The studio behind the project, Drop Bear Bytes, is located in Torquay, Australia, and is staffed by ex-CCP, Riot, and Ubisoft employees. For Ritchie, it’s a passion project, having spent much of his life playing classic CRPGs and documenting their history in his long career as a freelance journalist.
“I’m privileged to have been able to talk to the people who made these games I was passionate about growing up,” says Ritchie. “Asking them about the mistakes they made, what they learned, and being able to take some of that on board. So it’s a combination of some pragmatic considerations, but also passion. If there was one thing I was going to make, it would be the style of game I’ve probably sunk the most hours in through my lifetime of games.”
Unsurprisingly, Fallout has had a massive impact on Broken Roads’ development, but it wasn’t the only influence; other inspirations include Wasteland, Roadwar 2000, and Joe Dever’s gamebook, Highway Holocaust.
This, in addition to Ritchie’s childhood in England, surrounded by eighties Cold War hysteria. Among the major deviations from the Fallout formula in Broken Roads is the introduction of the Moral Compass. This is another layer of characterisation that exists on top of conventional skill checks, which is divided into four categories: Machiavellian, nihilist, utilitarian, and existentialist.
“On top of skills, we also have the attitude of your character, and we have a range of options that relate to your character’s attitude,” explains Ritchie. “So we could have a skill check, where if you have +10 strength and you’re sufficiently nihilistic, then you could then do this [option]. We want your character’s attitude [to reflect] how they see themselves, and the kinds of things they’re willing to do.”
TRASHING THE FORMULA
Like Broken Roads, Fallout also influenced Stephan Hövelbrinks’ isometric RPG, Death Trash. Hövelbrinks was a long-time fan of classic CRPGs like Planescape: Torment and Fallout, and dreamed of making his own game.
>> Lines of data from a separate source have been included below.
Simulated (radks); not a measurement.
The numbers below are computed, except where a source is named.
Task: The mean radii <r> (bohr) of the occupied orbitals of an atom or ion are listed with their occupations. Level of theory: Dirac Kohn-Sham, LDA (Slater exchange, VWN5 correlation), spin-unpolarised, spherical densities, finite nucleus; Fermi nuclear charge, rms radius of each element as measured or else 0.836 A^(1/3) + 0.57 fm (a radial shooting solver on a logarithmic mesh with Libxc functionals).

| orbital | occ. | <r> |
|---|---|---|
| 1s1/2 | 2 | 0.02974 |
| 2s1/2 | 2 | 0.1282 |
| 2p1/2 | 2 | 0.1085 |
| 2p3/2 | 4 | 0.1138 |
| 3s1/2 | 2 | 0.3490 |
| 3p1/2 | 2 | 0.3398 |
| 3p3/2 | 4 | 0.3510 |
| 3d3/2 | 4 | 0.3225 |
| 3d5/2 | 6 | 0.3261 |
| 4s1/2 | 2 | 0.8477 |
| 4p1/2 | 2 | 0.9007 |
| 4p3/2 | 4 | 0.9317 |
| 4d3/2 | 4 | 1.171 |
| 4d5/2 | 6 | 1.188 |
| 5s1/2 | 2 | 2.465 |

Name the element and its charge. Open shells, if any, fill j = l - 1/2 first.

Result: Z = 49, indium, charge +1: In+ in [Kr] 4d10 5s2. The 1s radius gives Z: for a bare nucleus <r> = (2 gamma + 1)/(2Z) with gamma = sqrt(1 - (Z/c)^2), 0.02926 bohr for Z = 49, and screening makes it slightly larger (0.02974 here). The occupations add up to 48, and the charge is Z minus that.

However, his first attempts were unsuccessful. “I learned programming, then tried to code my own 3D engine,” Hövelbrinks recalls. “I failed horribly. So I gave up for a while, got stuck in a normal job, and got very frustrated there. So much so that, a few years ago, I decided to take my savings, move to Berlin for the networking, and learn game making for real.”
Hövelbrinks released a few smaller games during this period, before teasing his idea for Death Trash on Twitter in the summer of 2015. Fallout 4 had just released, Hövelbrinks felt like making his post-apocalyptic game, and so he posted some of his pixel art online. Buoyed by the positive response, he immediately set to work.
“Since then, the idea got a bit broader,” says Hövelbrinks. “The world of Death Trash is from my own ideas and lots of different sources for inspiration. The general gameplay/genre target I would define as halfway between old-school RPGs and modern indie action games.”
Death Trash takes place in a future where humanity has relocated to the planet Nexus, where cosmic terrors lurk in the shadows, and killer robots have risen against their makers. In this chaotic world, players assume the role of a raider living among the ruins, and will have to navigate these obstacles with care.
“Where Death Trash differs most [from Fallout] I think is in its world, which is more colourful, more alien, and more dreamlike,” says Hövelbrinks. “The setting is a wild mix of things, ranging from horrifying and grotesque to occasional light humour, and our goal is to merge all of that into an organic and atmospheric experience.”
Another innovation, besides the setting, is its roguelike trappings. Death Trash features a real-time combat system not typically associated with the genre, resulting in more action-packed enemy encounters. A second player can also jump in at any time and occupy the same space, and also interact with NPCs. They’ll share quest progress, but won’t be able to travel to other locations independently from the main player.
Despite these deviations, Hövelbrinks believes Death Trash will still appeal to fans of the classic Fallout games. “I’d define Fallout as a balanced mix of interesting narrative, deep gameplay that’s still accessible, lots of player freedom, and a grim world offset occasionally by humour. And these are traits Death Trash strives for, while still doing its own thing.”
A FRESH PERSPECTIVE
Among the developers we interviewed, there’s a consensus about the role that Kickstarter and crowdfunding played in reviving interest in Fallout-like RPGs. There’s perhaps no better example of this than the return of Wasteland, the series that started it all.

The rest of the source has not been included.